[FRIAM] Doxastic logic - Wikipedia

gⅼеɳ ☣ gepropella at gmail.com
Fri Sep 22 12:00:10 EDT 2017


My answer to Roger's question is "both", FWIW.  But my concern seems slightly different from both Marcus' and Nick's answers.  I'm more concerned with the granularity of the updates/iota.  Nick's 70/30-clean/scramble is pretty fscking coarse.  As I said early on, my beliefs/skepticism is *never* that coarse.  Marcus' set of equivalent solutions gets closer to what I care about... a kind of measure of how many options one has at any given *instant* in the action process.  And I also care about the boundary of that set.  Which course corrections can I make that still lead to a satisficing objective (like crashing my bike without brain damage), which lead to failure (brain damage), which lead to optimal outcome (dodging the left-turning old lady completely), etc.

I maintain that some of this complicated problem solving is conscious and some is subconscious (muscle memory as well as the lizard brain).  And I tend to believe that the spectrum between the two is fine-grained.  I.e. there is no disjoint, binary, distinction between "things I do with full belief" versus "things I (don't) do with full skepticism."
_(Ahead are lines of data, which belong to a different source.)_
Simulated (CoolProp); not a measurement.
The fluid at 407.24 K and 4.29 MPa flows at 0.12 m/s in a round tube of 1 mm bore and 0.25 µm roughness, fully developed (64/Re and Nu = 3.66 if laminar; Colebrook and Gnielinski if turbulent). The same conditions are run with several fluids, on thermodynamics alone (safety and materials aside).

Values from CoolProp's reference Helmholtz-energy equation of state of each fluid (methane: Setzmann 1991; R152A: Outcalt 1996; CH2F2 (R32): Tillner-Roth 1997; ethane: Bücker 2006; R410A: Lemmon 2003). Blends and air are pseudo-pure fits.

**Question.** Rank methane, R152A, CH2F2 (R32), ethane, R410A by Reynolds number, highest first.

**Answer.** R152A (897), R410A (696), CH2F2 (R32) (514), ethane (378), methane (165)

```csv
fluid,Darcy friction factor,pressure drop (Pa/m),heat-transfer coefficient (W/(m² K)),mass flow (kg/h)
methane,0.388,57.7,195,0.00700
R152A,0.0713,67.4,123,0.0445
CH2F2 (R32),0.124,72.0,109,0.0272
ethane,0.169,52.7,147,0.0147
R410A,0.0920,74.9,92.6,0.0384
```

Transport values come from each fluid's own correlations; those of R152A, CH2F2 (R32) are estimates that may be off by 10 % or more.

On 09/22/2017 08:26 AM, Nick Thompson wrote:
> So I leap across the chasm believing that I have a 70 percent chance of making the jump but knowing that I have a 30 percent chance of not making it.  I think James would argue that to the extent that one paid attention to the 30 percent, it is actually increased.  I.E., if you jump ambivalently, you are less likely to make the jump.  And that would be because an ambivalent jump is functionally different from a confident one.  For instance, to the extent that you prepare yourself to grab at the cliff as you miss,  you ill-prepare yourself to make the jump cleanly.  


On 09/22/2017 08:31 AM, Marcus Daniels wrote:
> Underlying such a network is some generating process, and the belief is about that ongoing process, as tabulated by joint and conditional probabilities.  Some of the imagined degrees of freedom may not be relevant in an applied setting (e.g. pilot waves or a multiverse)  and are acceptable reasons for having probabilities, but others can and should be explained by hidden or external variables.   The more these variables are made explicit, the more precise and falsifiable the predictions can be.   Ideally, one would have a network of logical predicates that deterministically lead to one or a degenerate set of equivalent solutions.